It is likely future retirement living will look different than it does now. Typically, retirement developments have focused on easing into old age with lower physical impact activities being the focus. With the general population becoming healthier than their predecessors, it is likely that older Australians will demand more active retirement options, seeking to maintain a sense of community, social networks, and an active lifestyle from their younger years.
In addition to the change in the type of retirement living that may be required, the location of retirement living may change as the population ages. People aged over 65 years old are more likely to live in a coastal or regional area than in a city, with 17.7 per cent favouring a tree or sea change in retirement. In comparison, only 13.7 per cent of over 65s live in metro areas. Popular areas for those aged 65 and over are the Gold Coast, Newcastle, Central Coast, and the Mornington Peninsula.

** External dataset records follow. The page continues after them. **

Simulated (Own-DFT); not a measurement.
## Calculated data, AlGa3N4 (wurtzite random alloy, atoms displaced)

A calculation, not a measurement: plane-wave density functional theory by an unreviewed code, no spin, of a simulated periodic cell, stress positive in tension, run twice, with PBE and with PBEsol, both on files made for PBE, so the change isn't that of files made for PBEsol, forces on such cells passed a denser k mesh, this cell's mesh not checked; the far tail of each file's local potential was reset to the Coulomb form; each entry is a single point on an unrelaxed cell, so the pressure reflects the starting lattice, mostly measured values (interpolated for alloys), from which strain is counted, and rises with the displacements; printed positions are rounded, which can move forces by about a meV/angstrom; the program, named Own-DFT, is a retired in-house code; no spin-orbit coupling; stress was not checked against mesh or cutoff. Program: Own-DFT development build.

In 2020, retirement listings on realestate.com.au show 58 per cent of retirement listings were in Queensland and New South Wales, with 66 per cent of these listings located in metro areas (see Figure 1). However, the split between metro and regional listings is not as high for all states with Queensland, New South Wales and Tasmania exhibiting a more even split between regional and metro. In Queensland and New South Wales, the top areas are regional, with the Sunshine Coast and Central Coast top for retirement listings.
Figure 1: Retirement living listings by state and regional split
While listings provide an indication of where the supply of retirement living is concentrated, it does not indicate where demand is greatest. The areas that are of greatest interest from retirees, are New South Wales, Victoria, and Tasmania. The Eastern Suburbs of Sydney, Hobart and Launceston are in high demand, not only because they are desirable locations, but also because of the relatively smaller supply in the market. In general, beachside areas are the most in-demand, with a few outer metro areas that are near to green spaces, but still close enough to all city amenities.
An increase in the number of older Australians looking to relocate to regional and beachside areas, provides an opportunity to grow the retirement living pipeline as well as rethink how and where retirement living is provided.
Maximising the development
As developments for retirement living continue to grow and attract more developers, there is an opportunity to structure the development and the arrangements with residents, for a successful commercial and tax effective outcome.
Whilst each development has its own unique circumstances and value proposition, there are some key factors to consider. To achieve an optimal structure, we recommend the following:
- Prior to engaging investors in retirement developments, understand their tax profile as they may have an exit strategy in mind. In particular, some investors may want to access the 50% CGT discount and would likely require a trust to be the holder of the land asset.
- Maximise the development and operating structure, and ensure there is sufficient asset protection (e.g. the separation of the asset owner and developer). Tax planning opportunities exist where the landholder and the operating structure are separate, which can affect the timing of when income is recognised.
- Carefully consider the development structure and cash flow modelling to ensure debt repayments can be made where the landholder is a trust. We recommend the depreciation incentives are maximised to manage this risk.
- Explore the depreciating incentives available. Opportunities exist to provide tax deferred distributions to investors in the initial holding period. This can assist with loan repayment obligations where the depreciation deductions are made by the land holder trust. An external quantity surveyor should be engaged to prepare the tax depreciation schedule.
- Re-evaluate the type of arrangement agreed upon with the residents. By offering a bond-type arrangement with the retirement village resident, rather than a typical sale of a leasehold, there are several commercial and tax benefits that can be achieved.
There are several ways to improve the structure of a development and the provided list is non-exhaustive. Prior to the acquisition or development of any retirement living asset, seek advice from an adviser.